Recent smears about Ohio’s ballot initiative Issue 1, whether encountered in the media or in the surrounding Athens community, can distort the true liberation and reformative power of Issue 1. Addressing these smears will rightfully challenge this misinformation and clarify the facts. One of the most popular smears circulating about Issue 1 right now is that, if Issue 1 is passed, possession of 19 grams of fentanyl – enough to kill thousands – would only be a misdemeanor. 

This is simply not true. State and federal prosecutors in Ohio have always charged people with large amounts of drugs, like fentanyl, with trafficking and not possession. Also, if Issue 1 is passed, the changes made by the Ohio legislature in June to fentanyl trafficking laws will remain. 

If passed, Issue 1 will effectively make all low-level drug possession felonies into misdemeanors, while simultaneously and retroactively releasing 10,000 people from prison and back to their families and communities. 
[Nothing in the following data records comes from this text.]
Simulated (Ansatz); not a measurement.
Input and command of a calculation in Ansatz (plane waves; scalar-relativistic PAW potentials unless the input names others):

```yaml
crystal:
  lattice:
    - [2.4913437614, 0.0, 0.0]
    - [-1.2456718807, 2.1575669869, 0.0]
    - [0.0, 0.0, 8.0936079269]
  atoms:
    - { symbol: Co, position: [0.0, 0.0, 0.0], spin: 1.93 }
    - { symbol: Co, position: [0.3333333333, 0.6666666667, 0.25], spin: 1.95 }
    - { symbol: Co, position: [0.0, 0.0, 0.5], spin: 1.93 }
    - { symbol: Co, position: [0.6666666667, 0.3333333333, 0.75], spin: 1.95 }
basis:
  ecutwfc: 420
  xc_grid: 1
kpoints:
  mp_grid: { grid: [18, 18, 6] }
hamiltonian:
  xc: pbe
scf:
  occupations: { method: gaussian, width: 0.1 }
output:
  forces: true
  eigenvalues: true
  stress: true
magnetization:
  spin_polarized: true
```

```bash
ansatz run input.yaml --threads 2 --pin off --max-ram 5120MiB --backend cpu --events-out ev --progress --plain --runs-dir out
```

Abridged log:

The passage of Issue 1 will reduce the probation-to-prison pipeline, and the money saved from decreasing incarcerations will go directly to rehabilitation programs, drug treatment and crime victims. Another smear being spread about Issue 1 is that if passed, more drug dealers will come to Ohio to traffic drugs.

Once again, Issue 1 applies to low-level drug possession and not drug trafficking. The passage of this issue will not change current trafficking laws, and drug traffickers will still be prosecuted with trafficking, not possession. In fact, according to a study led by researchers at the University of California, California’s Proposition 47, which reclassified low-level drug possession felonies into misdemeanors, effectively caused felony drug arrest rates to decline as well as racial disparities among these arrests. People with drug dependency deserve rehabilitation, not incarceration. Vote yes on Issue 1.

Hope McAtee is a senior studying acting at Ohio University.